I don't think LEDs are the answer to efficient lighting in a general sense by any means. LEDs have been around for forty years, as indicator lights. They can prove to be very reliable in small-scale applications, such as the power-on indicator on your stereo amplifier, or on your girlfriend's curling iron, to indicate when the thing is hot enough to burn her hair into the shape she desires. However, their efficacy, color temperature, and longevity (in line-voltage applications) consistently proves to leave MUCH to be desired, no matter how few watts they draw. (Not to mention how expensive their initial cost is for installation).
What I think is most important, in the interest of energy savings, is not creating lower-wattage, more efficient alternatives to the light sources that are supposedly "wasteful" (yet have been reliable for many years) but training people to understand what is wasteful and what is not, from a power-usage perspective. By this I mean, just because you have a CFL installed in your porch light doesn't mean you should leave it on all night because you are burning less power. Just because you are using CFLs in your home doesn't mean you shouldn't turn the light switch off when you leave a room. Unless you are expecting company at one o'clock in the morning, shut the porch light off. A room using incandescent lighting where the lights are turned off when unoccupied will always use less energy than a room lit with CFLs where the lights are left on all the time.

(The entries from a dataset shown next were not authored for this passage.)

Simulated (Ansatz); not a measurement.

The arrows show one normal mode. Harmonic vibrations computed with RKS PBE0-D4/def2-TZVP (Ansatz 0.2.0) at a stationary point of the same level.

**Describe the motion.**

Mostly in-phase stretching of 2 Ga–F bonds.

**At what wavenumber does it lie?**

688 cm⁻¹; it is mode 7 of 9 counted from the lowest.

The major difference towards "traditional" technologies are thermal requirement - you need to lead away a lot of heat (order of input power), while still keeping the small (to keep their cost under control) chips relatively cold (<100degC to get reasonable life, compare to <200degC for HO fluorescents and ~1000degC for HID), what would limit their use to few watt's/fixture power levels, what is not much. Otherwise (on ~100W streetlight) there would be very heavy and large heatsink (so lantern) required.